Source : PressConnects
Much has been written, and will continue to be written, about the Marcellus shale; on one side about how much money and jobs it will bring, and on the other, about how much environmental damage may result. But this battle of words, being waged by gas development’s proponents and opponents, is mostly speculative. There is probably some truth as well as exaggeration coming from both sides, but the argument may be missing the point. Here in Susquehanna County we are beginning to experience the reality – and the reality is very disheartening.
If you own land to which you are not particularly attached, or which represents only an investment – something to log, or quarry, or exploit in some other way – the Marcellus is just another opportunity. But if you live in the country because you love the rural aesthetic, because you seek solitude, or the joy of experiencing the natural world, you are in for a very unpleasant surprise. You are going to be living in the middle of an industrial zone.
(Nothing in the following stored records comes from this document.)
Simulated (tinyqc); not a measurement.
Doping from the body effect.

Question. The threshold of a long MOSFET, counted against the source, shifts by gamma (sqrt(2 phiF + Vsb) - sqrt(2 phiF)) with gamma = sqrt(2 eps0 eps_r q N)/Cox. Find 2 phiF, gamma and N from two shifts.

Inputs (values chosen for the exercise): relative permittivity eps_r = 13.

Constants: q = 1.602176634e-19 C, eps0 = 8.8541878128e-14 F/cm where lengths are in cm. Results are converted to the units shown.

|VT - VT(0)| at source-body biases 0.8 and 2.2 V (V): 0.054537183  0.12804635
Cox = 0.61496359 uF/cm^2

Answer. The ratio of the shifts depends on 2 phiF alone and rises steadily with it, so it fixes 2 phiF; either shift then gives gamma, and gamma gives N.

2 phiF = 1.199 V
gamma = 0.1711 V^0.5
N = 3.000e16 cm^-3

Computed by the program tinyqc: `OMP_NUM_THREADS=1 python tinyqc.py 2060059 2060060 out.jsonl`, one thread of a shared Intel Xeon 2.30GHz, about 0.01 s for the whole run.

In Dimock over the past year, gas well pads have been installed or are being planned at a rate of one for every 80 acres or so, meaning roughly eight gas well pads per square mile. You will inevitably be within eyesight and ear shot of at least one gas well, and will have numerous well sites in and around your community. Each well pad is a prominent graveled work yard of three to five gated acres, including large pits, tanks, pipes, valves, generators and exhaust stacks. Each has a heavy-duty gravel access road, and each has a 30- to 40-foot-wide pipeline swathe going to the next well pad in a continuous network across the countryside. Your rural landscape will be transformed by bulldozers into an industrial complex. Everywhere you look you will see their handiwork.